Representational image | Photo: Mathrubhumi
New Delhi: A Parliamentary panel on Thursday said due to the delays in appointment of judges, a recent "phenomenon" has emerged where many lawyers have refused to become part of the higher judiciary.
It also observed that the judicial system of the country is "plagued with perennial problems of vacancy and pendency", especially at the high court level and "there is no end in sight for these problems".
In its report on Demands for Grants (2022-23) for Department of Justice in Law Ministry, the Parliamentary committee on Law and Personnel said vacancies have a natural fallout on pendency of cases. "The figures regarding vacancies and pendency are staggering. One has to acknowledge that the existing process is not working and it overwhelms us completely, it needs to be re-engineered," the report said.
The Committee said it "fails to understand" that when the date of a vacancy is known the day a judge assumes charge, then why should there be a "huge delay", first in sending recommendations by the collegium, and then its processing by the government.

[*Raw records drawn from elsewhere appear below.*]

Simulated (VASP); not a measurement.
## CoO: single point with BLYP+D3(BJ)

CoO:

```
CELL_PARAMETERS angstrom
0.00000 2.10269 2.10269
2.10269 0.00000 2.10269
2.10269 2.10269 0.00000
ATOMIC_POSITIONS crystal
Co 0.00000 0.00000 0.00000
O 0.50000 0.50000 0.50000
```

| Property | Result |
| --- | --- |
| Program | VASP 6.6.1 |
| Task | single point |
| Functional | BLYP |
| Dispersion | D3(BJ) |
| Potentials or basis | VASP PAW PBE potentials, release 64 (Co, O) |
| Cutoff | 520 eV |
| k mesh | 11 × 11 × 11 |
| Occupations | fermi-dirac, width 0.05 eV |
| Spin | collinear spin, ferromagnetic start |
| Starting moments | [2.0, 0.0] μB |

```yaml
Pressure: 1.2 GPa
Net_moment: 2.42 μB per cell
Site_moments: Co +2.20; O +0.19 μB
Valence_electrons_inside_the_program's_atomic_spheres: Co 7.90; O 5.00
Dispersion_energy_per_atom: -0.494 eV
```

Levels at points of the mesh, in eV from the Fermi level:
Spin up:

"The committee has also observed a recent phenomenon that because of delays in appointments, many lawyers have started saying no to such appointments. No respectable lawyer is prepared to wait 'ad infinitum' (indefinitely) and thus there have been spate of refusals by them," it noted.
In a written reply in Rajya Sabha on Thursday, the government said as on March 16, against the sanctioned strength of 1104 judges in the 25 high courts, 699 judges are in position, leaving 405 vacancies.